In The Death of a Salesman by Arthur Miller, it is argued weather that Willy Loman is a tragic hero. There are cases for both classifications of Willy. By definition, a tragic hero is a person born into nobility, is responsible for their own fate, endowed with a tragic flaw, and doomed to make a serious error in judgment. The tragic hero eventually falls from great esteem. They realize they have made an irreversible mistake, faces death with honor, and dies tragically. The audience also has to be affected by pity or fear for the tragic hero. In order for Willy Loman to be a tragic hero, he has to fulfill all of these descriptions. Willy Loman fits into some of these descriptions but not all. Therefore, Willy Loman is not a tragic hero (#2).

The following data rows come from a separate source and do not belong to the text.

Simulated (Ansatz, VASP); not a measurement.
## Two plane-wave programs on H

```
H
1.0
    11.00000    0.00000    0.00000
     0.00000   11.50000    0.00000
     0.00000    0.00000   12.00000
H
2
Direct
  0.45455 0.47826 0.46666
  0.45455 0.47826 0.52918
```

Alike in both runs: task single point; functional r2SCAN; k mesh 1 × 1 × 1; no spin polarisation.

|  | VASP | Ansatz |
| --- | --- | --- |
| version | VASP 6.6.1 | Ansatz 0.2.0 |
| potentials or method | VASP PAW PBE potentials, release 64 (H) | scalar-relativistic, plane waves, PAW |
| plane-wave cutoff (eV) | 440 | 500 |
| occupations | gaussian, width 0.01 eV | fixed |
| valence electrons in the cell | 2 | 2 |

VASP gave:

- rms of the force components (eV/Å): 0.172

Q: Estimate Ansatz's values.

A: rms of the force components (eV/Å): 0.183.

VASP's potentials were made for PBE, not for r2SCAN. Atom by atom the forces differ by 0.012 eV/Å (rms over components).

The descriptions of a tragic hero that Willy Loman do not fits in are: he is not born in to nobility, he is not endowed with a tragic flaw, and he never realized that he made an irreversible mistake. Oedipus is the epitome of a tragic hero. He exemplifies all of the descriptions of Aristotle’s tragic hero. First, he is the son of a king and queen. Oedipus is also responsible for his own fate. He does kill his father and marry his mother, both willingly. Oedipus’s flaw is that he is to prideful. His pride caused the death of his father, by him not getting out of the road, and caused his exile because he insisted that the killer be found. He falls from the greate...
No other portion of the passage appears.